LETTER: Zuma case hangs on appeal

by | Apr 5, 2024 | Chapter 9, General | 0 comments

We all know Jacob Zuma, twice elected SA president, has now thrown his lot in with the new MK party, which according to most polls is doing better than the EFF. If the polls are accurate, MK will be the fourth-largest party and a possible kingmaker in parliament when the dust has settled after the May 29 elections.

MK wishes to use Zuma’s image on the three ballot papers. His consummate skills at playing the “victim card” will perhaps enhance the party’s prospects. Without him it may not do so well.

In quasi-criminal proceedings, Zuma was sentenced to 15 months in prison without the option of a fine for his contempt of a Constitutional Court order directing him to present himself to the commission of inquiry into state capture. He declined to do so. The sentence was imposed by the court at the instance of the commission.

After about two months, the sentence was remitted, an event not mentioned or, apparently, catered for in the section. Normally, if all appeals against a sentence of more than 12 months’ imprisonment (without the option of a fine) fail, then ineligibility follows. Succeeding on appeal is not an option for Zuma as there is no appeal mechanism.

The issue now is whether Zuma is eligible to stand for election as a member of the National Assembly. The relevant part of section 47(1) of the constitution, to which too little attention has been paid, includes a phrase that may require careful interpretation when Zuma’s eligibility is finally determined, probably in court.  The phrase reads: “…but no-one may be regarded as having been sentenced until an appeal against the sentence has been determined…”

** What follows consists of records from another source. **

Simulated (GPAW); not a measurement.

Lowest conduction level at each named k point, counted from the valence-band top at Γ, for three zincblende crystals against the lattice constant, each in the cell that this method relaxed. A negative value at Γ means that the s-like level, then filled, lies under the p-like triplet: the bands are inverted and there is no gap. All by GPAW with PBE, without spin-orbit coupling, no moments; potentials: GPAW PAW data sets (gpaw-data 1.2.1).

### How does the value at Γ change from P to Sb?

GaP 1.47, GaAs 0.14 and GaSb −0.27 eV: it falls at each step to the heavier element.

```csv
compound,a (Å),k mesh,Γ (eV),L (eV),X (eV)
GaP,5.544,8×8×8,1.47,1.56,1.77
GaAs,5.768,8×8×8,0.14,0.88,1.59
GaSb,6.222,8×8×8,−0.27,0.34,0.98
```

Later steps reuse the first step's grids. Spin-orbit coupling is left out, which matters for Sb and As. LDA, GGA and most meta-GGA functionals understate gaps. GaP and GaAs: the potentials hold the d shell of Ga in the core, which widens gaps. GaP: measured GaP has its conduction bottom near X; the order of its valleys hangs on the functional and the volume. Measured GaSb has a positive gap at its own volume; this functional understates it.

Here is the sticking point: there is, of course, no appeal against a sentence imposed by the Constitutional Court. The issue is whether this fact makes the phrase quoted above inapplicable in Zuma’s case or affords him an escape from the electability consequences of his unappealable 15 month sentence, with or without remittal.

As that sentence was not appealable it may be regarded as not the type of sentence contemplated by the founders of the constitution. This issue will probably have to be determined before Zuma’s quest to return to parliament is finalised in law.